BRASILIA – The head of Brazil’s National Institute for Space Research said on Friday he would be sacked following a row with President Jair Bolsonaro over deforestation in the Amazon rainforest.
Ricardo Galvao had accused far-right Bolsonaro of “cowardice” for publicly questioning satellite data produced by the institute, known by its initials INPE, that showed Amazon rainforest deforestation had increased 88 percent year-on-year in June.
“My words about the president have caused annoyance, so I’m going to be fired,” said Galvao.
Two weeks ago, Bolsonaro had told reporters: “With all the devastation that you are accusing us of doing … the Amazon region would already have been extinguished.”
Bolsonaro, a climate change skeptic, also called on Galvao “to come to Brasilia to explain the data that was released to the press.”
The president has previously floated the idea of opening up protected rainforest areas to agriculture, a highly controversial move given the existing level of deforestation.
In his row with Galvao, Bolsonaro suggested the INPE president is “in the service of some NGOs.”
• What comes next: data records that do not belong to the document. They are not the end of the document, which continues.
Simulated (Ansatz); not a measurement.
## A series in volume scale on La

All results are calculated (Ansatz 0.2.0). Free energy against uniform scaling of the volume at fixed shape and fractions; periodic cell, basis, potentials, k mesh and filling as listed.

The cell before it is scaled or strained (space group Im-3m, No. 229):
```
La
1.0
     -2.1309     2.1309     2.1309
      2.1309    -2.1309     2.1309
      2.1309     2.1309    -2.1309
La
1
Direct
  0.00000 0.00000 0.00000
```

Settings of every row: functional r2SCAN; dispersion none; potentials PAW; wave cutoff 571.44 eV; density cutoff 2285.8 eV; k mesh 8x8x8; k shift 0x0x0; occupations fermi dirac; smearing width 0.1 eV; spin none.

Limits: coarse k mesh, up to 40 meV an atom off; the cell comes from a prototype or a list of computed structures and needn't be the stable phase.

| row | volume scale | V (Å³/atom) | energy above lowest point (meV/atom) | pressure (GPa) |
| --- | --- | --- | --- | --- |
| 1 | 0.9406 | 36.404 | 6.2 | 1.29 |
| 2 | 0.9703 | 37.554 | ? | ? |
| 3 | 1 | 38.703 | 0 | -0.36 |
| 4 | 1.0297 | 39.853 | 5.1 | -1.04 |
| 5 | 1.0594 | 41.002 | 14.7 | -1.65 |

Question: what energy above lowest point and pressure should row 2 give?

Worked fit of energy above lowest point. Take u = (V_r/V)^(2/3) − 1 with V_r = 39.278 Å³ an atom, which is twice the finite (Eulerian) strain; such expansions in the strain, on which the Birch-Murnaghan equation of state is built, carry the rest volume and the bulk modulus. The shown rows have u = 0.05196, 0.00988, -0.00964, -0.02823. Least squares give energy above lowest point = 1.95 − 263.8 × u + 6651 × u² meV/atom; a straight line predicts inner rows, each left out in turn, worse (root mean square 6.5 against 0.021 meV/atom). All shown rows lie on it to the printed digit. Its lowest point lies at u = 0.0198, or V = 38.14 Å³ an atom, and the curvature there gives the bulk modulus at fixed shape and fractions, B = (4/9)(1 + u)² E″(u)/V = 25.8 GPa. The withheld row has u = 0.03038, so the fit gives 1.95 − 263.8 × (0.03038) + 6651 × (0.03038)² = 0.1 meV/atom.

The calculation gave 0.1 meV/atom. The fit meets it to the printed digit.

A day later, Galvao hit back, blasting Bolsonaro for making “undue accusations against people of the highest level of Brazilian science” and comparing the president’s suspicions to “a joke by a 14-year-old boy.”
Bolsonaro upped the ante on Thursday, claiming the INPE figures “don’t correspond to the truth” and were damaging to the institute and the country.
Galvao previously insisted he wouldn’t resign, but speaking on Friday he admitted he had discussed the possibility he might be fired with Minister for Science and Technology Marcos Pontes.
Galvao told the press that his dismissal wouldn’t affect INPE, an institution of international repute.
The latest data released by INPE shows that deforestation has increased 40 percent in the last two months compared to the same period a year ago.
For many years, NGOs defending the environment and the territorial rights of indigenous people have criticized the agriculture industry and major land owners for constantly trying to expand into virgin lands, including those protected by law.
Bolsonaro, though, was helped in his election last year by support from the powerful agriculture lobby.
In Europe, other organizations have used the INPE figures to question the recent free trade agreement signed between the European Union and Mercosur, the trade bloc made up of Brazil, Argentina, Uruguay and Paraguay.
“The deforestation data reveals what we all know: that it’s advancing at a rapid rate. And that creates a problem for the government because there’s huge national and international pressure,” former deputy environment minister Joao-Paulo Capobianco told AFP.
“There’s a massive offensive from sectors that profit greatly from the occupation of the Amazon, and the president of the republic has already shown before his election that he is completely ignorant about this issue. He doesn’t consider it relevant,” Capobianco said.
Bolsonaro suffered a blow on Thursday when the Supreme Court canceled a decree transferring the right to demarcate indigenous lands from the National Indian Foundation to the Ministry of Agriculture, a bulwark of the agriculture industry’s interests.